Michael Grimm, who represents portions of South Brooklyn directly impacted by Sandy, also had some salty words for Republican leadership calling the House' failure to vote on the Sandy Recovery package "a personal betrayal." But Grimm's words are, much like King's, devoted only to recovering from Sandy, not preventing future Sandy-type events--with little legislative interest in changing our environmentally destructive production and extraction practices that actually cause or exacerbate the extreme weather patterns we now have tor recover from. In his very short time in Congress, Grimm has voted down legislation meant to protect the environment 8 times over the course of the last two years alone, also garnering an abysmally low score of 14% from the League of Conservation Voters.
Additionally, Grimm, who represents an area nowhere near any oil or gas discoveries yet received over $40,000 in campaign contributions from the Dirty Energy industries (which includes oil and "natural" gas) voted to protect Dirty Energy subsidies on four different occasions in that time, representing over $90 billion in taxpayer give-aways to oil companies that are not just polluting our environmental community and exacerbating climate change but also already making record-breaking profits.
Climate change exacerbated by human activity (such as the use of atmosphere-choking fossil fuels) has been linked to not only Sandy, but also 10 other billion dollar weather disasters in 2012.
Meanwhile, with Congress already taking six times longer to approve Sandy recovery funds than they did to approve recovery funds for Katrina, East Coast residents will run into more and more government agencies that simply lack the adequate resources to help them. For example, FEMA's flood insurance pool of cash and even borrowable cash is about to run out. As explained by HuffPo
The federal government's mandatory flood insurance program will exhaust its borrowing authority and run out of money to pay claims from Hurricane Sandy sometime next week, Federal Emergency Management Agency officials said Wednesday.
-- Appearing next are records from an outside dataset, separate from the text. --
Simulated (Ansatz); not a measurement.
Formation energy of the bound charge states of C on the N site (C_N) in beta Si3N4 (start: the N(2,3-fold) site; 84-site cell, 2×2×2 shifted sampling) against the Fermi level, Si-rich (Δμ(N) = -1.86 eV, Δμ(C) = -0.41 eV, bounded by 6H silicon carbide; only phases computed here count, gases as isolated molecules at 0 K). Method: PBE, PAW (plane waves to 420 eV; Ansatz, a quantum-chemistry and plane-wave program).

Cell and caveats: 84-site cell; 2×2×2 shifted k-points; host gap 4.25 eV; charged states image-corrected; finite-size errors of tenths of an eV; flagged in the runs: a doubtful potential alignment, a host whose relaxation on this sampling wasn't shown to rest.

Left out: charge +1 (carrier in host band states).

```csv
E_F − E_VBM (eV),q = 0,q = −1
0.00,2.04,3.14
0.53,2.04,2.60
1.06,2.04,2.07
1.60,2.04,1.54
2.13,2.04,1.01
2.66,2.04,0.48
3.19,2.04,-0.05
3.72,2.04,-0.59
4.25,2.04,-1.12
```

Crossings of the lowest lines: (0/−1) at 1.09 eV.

The Senate passed a $60.2 billion storm relief bill last week that included $9.7 billion for federal flood insurance, but House leaders unexpectedly failed to bring the bill to the floor for a vote Tuesday night, saying the bill would be taken up by the new Congress.
While it remains unclear what Friday's vote on parts of the bill will fund, the entire sum being voted on is estimated to be around $9.1 billion, a couple of hundred million dollars short of what would be required to re-fund the federal mandatory flood insurance program alone.